# Loop 28 Analysis: Understanding the CV-LB Gap

**Current State:**
- Best CV: 0.008465 (exp_026)
- Best LB: 0.0887 (exp_026)
- Target: 0.01727
- CV-LB ratio: ~10.5x
- Linear fit: LB = 4.22*CV + 0.0533 (R²=0.96)

**Critical Insight:**
The intercept (0.0533) is 3x higher than target (0.01727). This means even with CV=0, predicted LB would be 0.0533.
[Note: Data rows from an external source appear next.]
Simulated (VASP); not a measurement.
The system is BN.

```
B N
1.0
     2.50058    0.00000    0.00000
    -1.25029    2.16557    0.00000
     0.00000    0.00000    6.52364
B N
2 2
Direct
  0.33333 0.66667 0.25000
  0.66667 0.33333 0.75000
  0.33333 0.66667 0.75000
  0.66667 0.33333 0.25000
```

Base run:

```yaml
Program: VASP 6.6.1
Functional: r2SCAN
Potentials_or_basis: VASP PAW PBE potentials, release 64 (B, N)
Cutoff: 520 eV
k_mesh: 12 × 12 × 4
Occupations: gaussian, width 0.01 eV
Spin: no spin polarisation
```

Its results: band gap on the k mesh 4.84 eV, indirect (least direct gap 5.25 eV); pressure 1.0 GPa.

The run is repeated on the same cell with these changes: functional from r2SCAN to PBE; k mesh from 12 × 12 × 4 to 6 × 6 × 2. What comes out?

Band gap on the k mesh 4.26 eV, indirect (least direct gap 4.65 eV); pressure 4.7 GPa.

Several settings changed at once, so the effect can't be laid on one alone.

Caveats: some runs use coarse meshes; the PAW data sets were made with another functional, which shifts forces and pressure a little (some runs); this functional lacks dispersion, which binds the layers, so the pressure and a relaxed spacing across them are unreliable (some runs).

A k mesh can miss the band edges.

**Latest Experiment (exp_027):**
- Tested simpler features (23 vs 145) - FAILED
- CV 0.009150 (8.09% worse than exp_026)
- DRFP features ARE valuable

**Key Question:**
What can we do to REDUCE the CV-LB gap, not just improve CV?

In [None]:
import numpy as np
import pandas as pd
import matplotlib.pyplot as plt
from scipy import stats

# All 10 submissions with CV and LB scores
submissions = [
    {'id': 'exp_000', 'cv': 0.011081, 'lb': 0.09816},
    {'id': 'exp_001', 'cv': 0.012297, 'lb': 0.10649},
    {'id': 'exp_003', 'cv': 0.010501, 'lb': 0.09719},
    {'id': 'exp_005', 'cv': 0.01043, 'lb': 0.09691},
    {'id': 'exp_006', 'cv': 0.009749, 'lb': 0.09457},
    {'id': 'exp_007', 'cv': 0.009262, 'lb': 0.09316},
    {'id': 'exp_009', 'cv': 0.009192, 'lb': 0.09364},
    {'id': 'exp_012', 'cv': 0.009004, 'lb': 0.09134},
    {'id': 'exp_024', 'cv': 0.008689, 'lb': 0.08929},
    {'id': 'exp_026', 'cv': 0.008465, 'lb': 0.08875},
]

df = pd.DataFrame(submissions)
print('All submissions:')
print(df.to_string(index=False))

# Linear fit
cv = df['cv'].values
lb = df['lb'].values
slope, intercept, r_value, p_value, std_err = stats.linregress(cv, lb)
print(f'\nLinear fit: LB = {slope:.4f} * CV + {intercept:.5f}')
print(f'R² = {r_value**2:.4f}')

In [None]:
# Analyze the residuals - which experiments deviate from the linear fit?
print('=== Residual Analysis ===')
predicted_lb = slope * cv + intercept
residuals = lb - predicted_lb

for i, row in df.iterrows():
    print(f'{row["id"]}: Residual = {residuals[i]:.5f} ({"better" if residuals[i] < 0 else "worse"} than predicted)')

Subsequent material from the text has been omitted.